Reshaping data values using jq's with_entries
Receipt of a JSON file containing valid tags for tutorial metadata gave me the perfect opportunity to explore it and learn a bit more jq in the process.
For each of our tutorials in SAP's Tutorial Navigator, we have metadata in the frontmatter. Here's an example from the Learn About OData Fundamentals tutorial:
author_name: DJ Adams
author_profile: https://github.com/qmacro
title: Learn about OData Fundamentals
description: Discover OData's origins and learn about the fundamentals of OData by exploring a public OData service.
auto_validation: false
primary_tag: software-product>sap-business-technology-platform
tags: [ software-product>sap-business-technology-platform, topic>cloud, programming-tool>odata, tutorial>beginner ]
time: 15
I received a JSON file with updated valid tags, against which I could check the values for the primary_tag
and tags
properties. The tags were arranged like this (drastically reduced to save space here):
{
"level": [
{
"name": "Beginner",
"value": " tutorial>beginner"
},
{
"name": "Intermediate",
"value": " tutorial>intermediate"
},
{
"name": "Advanced",
"value": " tutorial>advanced"
}
],
"common": [
{
"name": "ABAP Connectivity",
"value": "topic>abap-connectivity"
},
{
"name": "ABAP Development",
"value": "programming-tool>abap-development"
},
{
"name": "ABAP Extensibility",
"value": "programming-tool>abap-extensibility"
},
{
"name": "Android",
"value": "operating-system>android"
},
{
"name": "Artificial Intelligence",
"value": "topic>artificial-intelligence"
},
{
"name": "Big Data",
"value": "topic>big-data"
}
]
}
I wanted to explore the tags by "category", the part before the >
symbol in the value
properties. In the above excerpt (in the common
object, which is where the main list of tags are), there are the following categories: topic
, programming-tool
and operating-system
.
Separating tags from categories with split
First, I used split to separate out the categories and tags by splitting on the >
symbol in each of the values.
.common
| map(.value | split(">"))
This produces an array of arrays. The outer array is the result of running map
(which takes an array and produces an array) and the inner arrays are the result of running split
on each category>tag
pattern in the value
properties:
[
[
"topic",
"abap-connectivity"
],
[
"programming-tool",
"abap-development"
],
[
"programming-tool",
"abap-extensibility"
],
[
"operating-system",
"android"
],
[
"topic",
"artificial-intelligence"
],
[
"topic",
"big-data"
]
Grouping by categories with group_by
The categories are the first values in each of the inner arrays, so next is to group the inner arrays by those categories:
.common
| map(.value | split(">"))
| group_by(.[0])
The .[0]
supplied to group_by
specifies that it's the first element of each inner array that should be the basis of grouping (i.e. the categories topic
, programming-tool
, programming-tool
, etc).
This produces a differently shaped nesting of arrays, one for each of the categories:
[
[
[
"operating-system",
"android"
]
],
[
[
"programming-tool",
"abap-development"
],
[
"programming-tool",
"abap-extensibility"
]
],
[
[
"topic",
"abap-connectivity"
],
[
"topic",
"artificial-intelligence"
],
[
"topic",
"big-data"
]
]
]
Reforming the structure with the entries functions
Now comes the task to reform that essential structure into something a little less "noisy". Using the entries family of functions, this turned out to be quite straightforward. That said, I'll explain the intermediate steps I went through on the way.
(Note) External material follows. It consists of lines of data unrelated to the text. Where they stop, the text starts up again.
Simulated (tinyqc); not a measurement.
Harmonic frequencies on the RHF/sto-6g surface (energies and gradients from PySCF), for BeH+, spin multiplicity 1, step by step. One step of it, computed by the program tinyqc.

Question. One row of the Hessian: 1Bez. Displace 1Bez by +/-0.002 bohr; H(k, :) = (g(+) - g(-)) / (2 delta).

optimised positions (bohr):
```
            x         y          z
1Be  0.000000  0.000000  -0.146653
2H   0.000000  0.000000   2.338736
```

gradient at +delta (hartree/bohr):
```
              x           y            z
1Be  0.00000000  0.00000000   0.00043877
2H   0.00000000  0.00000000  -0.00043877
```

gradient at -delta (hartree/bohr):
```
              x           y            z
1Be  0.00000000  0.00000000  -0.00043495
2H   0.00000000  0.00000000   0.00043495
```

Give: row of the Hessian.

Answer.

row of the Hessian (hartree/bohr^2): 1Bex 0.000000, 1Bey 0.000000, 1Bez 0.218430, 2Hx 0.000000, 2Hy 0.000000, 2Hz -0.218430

Getting from an array-based to an object-based structure with to_entries
As I wanted an object, with the keys being categories, and the values being arrays of tag strings, it felt right to reach for the to_entries
function:
.common
| map(.value | split(">"))
| group_by(.[0])
| to_entries
This produced the following:
[
{
"key": 0,
"value": [
[
"operating-system",
"android"
]
]
},
{
"key": 1,
"value": [
[
"programming-tool",
"abap-development"
],
[
"programming-tool",
"abap-extensibility"
]
]
},
{
"key": 2,
"value": [
[
"topic",
"abap-connectivity"
],
[
"topic",
"artificial-intelligence"
],
[
"topic",
"big-data"
]
]
}
]
Tidying up with object construction in a map
That is sort of the direction I want to go, but there's some tidying up to do, to get cleaner values for key
and value
. So I reached for map
to do this:
.common
| map(.value | split(">"))
| group_by(.[0])
| to_entries
| map({key: .value[0][0], value: .value|map(.[1])})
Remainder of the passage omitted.